NEW YORK—Moody's Investors Service Inc. says the stable outlook for its A1 average financial strength rating for the U.S. life insurance industry is supported by such factors as a favorable operating environment, improving national economy, modest credit losses and a gradual rise in interest rates.

In its midyear overview of U.S. life insurers, New York-based Moody's said the average ratings of stockholder-owned and mutual life insurance companies have remained fairly stable or shown modest improvement.

In the current favorable environment, 75% of the life insurers rated by Moody's have a stable outlook, the rating agency said. Still, Moody's noted that there are slightly more companies with negative outlooks or reviews for possible downgrades than there are companies with positive outlooks or reviews for possible rating upgrades.

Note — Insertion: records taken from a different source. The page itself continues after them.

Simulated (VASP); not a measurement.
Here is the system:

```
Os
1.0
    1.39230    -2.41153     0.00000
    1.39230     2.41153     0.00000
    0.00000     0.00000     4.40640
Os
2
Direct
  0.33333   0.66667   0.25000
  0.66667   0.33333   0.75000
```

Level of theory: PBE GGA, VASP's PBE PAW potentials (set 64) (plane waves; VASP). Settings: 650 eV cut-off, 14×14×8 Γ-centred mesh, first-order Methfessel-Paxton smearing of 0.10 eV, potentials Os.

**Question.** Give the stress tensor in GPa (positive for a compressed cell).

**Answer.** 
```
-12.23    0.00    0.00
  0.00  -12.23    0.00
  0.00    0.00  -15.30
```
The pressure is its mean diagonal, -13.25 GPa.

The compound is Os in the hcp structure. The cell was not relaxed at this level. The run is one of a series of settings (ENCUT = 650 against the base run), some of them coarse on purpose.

But the negative pressures at some companies are generally due to company-specific factors, Moody's said, rather than industrywide factors that may affect life insurers' ratings.

Moody's said almost all of the life insurers that it rates enjoy an investment grade financial strength rating, with most placing relatively high in that category with a rating of A or better.

Having a high financial strength rating is a key competitive factor for life insurers in the marketplace, Moody's said. As industry consolidation continues, many lower rated companies--that consequently aren't as well-positioned to compete--likely will be acquired by higher rated companies, according to Moody's.

Mutual companies enjoy particular strength, with the average mutual insurer rated nearly Aa2 by Moody's; the average stockholder-owned life company is rated near A1, two notches lower.

Moody's said it believes that the ratings differential between mutual and stock companies likely will persist for the foreseeable future.